Feb 21, 2025 – 4 min read

Navigating AASB S2: Best Practices for Australian Asset Managers

written by
Kate McBride

The Australian Sustainability Reporting Standards (AASB), particularly AASB S2, represent a significant shift in how asset managers address climate-related risks and opportunities. 

Under the new reporting standards, entities must provide information on:

  • Governance and risk management related to climate issues.
  • Climate resilience assessments, including scenario analysis.
  • Climate Transition Plans (CTPs).
  • Specific metrics and targets, encompassing Scope 1, Scope 2, and Scope 3 greenhouse gas emissions.

Meeting these requirements is not just about compliance; it’s about demonstrating responsible investment practices and building long-term value. This blog post outlines key best practices for Australian asset managers to effectively navigate AASB S2 and leverage technology like ESG data management platforms to streamline the process.

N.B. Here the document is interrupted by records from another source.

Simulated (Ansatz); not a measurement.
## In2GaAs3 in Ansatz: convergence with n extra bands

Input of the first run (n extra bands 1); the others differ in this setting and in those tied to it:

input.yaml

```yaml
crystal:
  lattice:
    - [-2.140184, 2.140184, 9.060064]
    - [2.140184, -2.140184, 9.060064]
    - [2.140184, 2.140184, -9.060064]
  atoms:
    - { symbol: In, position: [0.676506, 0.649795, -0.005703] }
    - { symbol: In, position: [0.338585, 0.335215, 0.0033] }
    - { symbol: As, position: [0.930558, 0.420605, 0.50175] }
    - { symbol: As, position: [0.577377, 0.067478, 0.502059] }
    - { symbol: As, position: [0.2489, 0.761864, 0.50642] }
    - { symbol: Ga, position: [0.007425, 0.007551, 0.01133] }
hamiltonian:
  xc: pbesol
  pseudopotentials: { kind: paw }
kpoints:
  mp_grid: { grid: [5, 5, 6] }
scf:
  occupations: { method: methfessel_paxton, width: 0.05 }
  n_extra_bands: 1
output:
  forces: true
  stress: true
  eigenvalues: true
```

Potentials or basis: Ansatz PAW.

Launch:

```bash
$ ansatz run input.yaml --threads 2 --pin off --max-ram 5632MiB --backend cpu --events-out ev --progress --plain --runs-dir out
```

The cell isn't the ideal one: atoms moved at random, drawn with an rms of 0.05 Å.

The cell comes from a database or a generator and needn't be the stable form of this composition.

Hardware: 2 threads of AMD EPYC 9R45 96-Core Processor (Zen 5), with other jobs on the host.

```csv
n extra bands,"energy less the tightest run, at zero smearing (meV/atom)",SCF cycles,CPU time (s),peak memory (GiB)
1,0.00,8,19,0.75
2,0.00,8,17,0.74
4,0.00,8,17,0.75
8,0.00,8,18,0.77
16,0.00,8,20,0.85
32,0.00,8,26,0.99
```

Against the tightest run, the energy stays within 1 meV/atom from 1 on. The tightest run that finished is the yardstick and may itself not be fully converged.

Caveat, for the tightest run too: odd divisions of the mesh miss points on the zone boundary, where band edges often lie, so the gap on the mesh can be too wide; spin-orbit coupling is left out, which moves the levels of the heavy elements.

1. Unlocking the Power of Enhanced Data Availability and Reliability:

AASB S2 mandates comprehensive climate-related disclosures, which is expected to lead to a wealth of standardised data. This influx of information presents a powerful opportunity. Best practice involves:

  • Proactive Data Collection: Don’t wait for disclosures. Actively seek climate-related data from investee companies, industry reports, and specialized data providers.
  • Data Quality is Key: Focus on verifiable and reliable data sources. Scrutinize the methodologies used by companies to calculate their emissions and other metrics.
  • ESG Data Management Platforms:  Leverage platforms like CalibreRMS to centralise and manage this data efficiently, and present it alongside fundamentals data. These platforms offer a structured environment for storing, validating, and accessing crucial climate-related information as you would any other key investment data.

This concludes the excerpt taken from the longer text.